Proving Brouwer’s fixed point theorem in $\mathbb{R}$

fixed-point-theoremsreal-analysis

Brouwer's fixed point theorem says that any continuous function $f$ mapping a compact convex set $\mathbb{\Omega}$ to itself has a fixed point. The other day I was reading a piece in a pop-sci magazine, which asked to prove the theorem in $\mathbb{R}$. I got this: could you please confirm if it's correct, and in case it's not, help me find a valid proof? Also, if you have a more elegant proof, I'd love to hear about it. Thanks!

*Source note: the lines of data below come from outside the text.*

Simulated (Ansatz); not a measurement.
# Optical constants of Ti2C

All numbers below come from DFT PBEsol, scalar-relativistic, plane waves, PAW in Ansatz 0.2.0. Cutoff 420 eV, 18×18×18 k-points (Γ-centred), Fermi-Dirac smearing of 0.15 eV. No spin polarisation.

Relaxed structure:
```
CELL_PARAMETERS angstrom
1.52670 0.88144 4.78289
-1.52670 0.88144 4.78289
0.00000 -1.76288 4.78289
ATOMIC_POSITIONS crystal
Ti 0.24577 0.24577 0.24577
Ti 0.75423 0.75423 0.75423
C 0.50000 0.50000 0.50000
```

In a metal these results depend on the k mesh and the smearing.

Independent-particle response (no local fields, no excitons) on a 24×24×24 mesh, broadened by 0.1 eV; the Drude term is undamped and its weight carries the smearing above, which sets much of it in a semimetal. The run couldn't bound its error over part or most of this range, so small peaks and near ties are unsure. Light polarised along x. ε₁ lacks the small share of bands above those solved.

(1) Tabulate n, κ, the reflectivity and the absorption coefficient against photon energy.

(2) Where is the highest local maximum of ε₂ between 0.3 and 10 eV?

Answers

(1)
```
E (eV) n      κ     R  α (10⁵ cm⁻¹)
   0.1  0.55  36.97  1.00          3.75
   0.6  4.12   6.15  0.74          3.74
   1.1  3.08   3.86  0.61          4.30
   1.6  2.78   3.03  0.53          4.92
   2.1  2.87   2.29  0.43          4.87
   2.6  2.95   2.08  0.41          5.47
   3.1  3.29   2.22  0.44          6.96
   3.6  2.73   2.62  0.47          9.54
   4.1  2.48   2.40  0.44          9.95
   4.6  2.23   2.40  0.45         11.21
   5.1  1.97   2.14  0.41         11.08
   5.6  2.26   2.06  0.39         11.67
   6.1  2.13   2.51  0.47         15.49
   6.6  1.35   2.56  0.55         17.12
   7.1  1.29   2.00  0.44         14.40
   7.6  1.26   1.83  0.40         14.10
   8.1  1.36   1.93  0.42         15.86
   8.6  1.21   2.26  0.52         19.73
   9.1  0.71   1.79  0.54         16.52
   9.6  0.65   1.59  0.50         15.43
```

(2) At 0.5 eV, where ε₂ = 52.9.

A compact convex set in $\mathbb{R}$ is a closed interval, so I need to prove this for $\mathbb{\Omega}=[a,b]$. Now, let's consider $g(x)=f(x)-x$, which is also continuous. We assume $g(a)\cdot g(b)\neq0$, otherwise we already found a fixed point. Of course, we must have $g(a)>0$, otherwise we would have $f(a)<a$ which contradicts the hypothesis that $f$ maps $[a,b]$ into itself. Similarly, we must have $g(b)<0$. Since $g(a)\cdot g(b)<0$, then by Bolzano's theorem there is at least one $x_0\in[a,b]$ such that $g(x_0)=0\implies f(x_0)=x_0\ \square$

Best Answer

Yes, your proof is correct.

It is a standard proof. It is the one in the wikipedia article.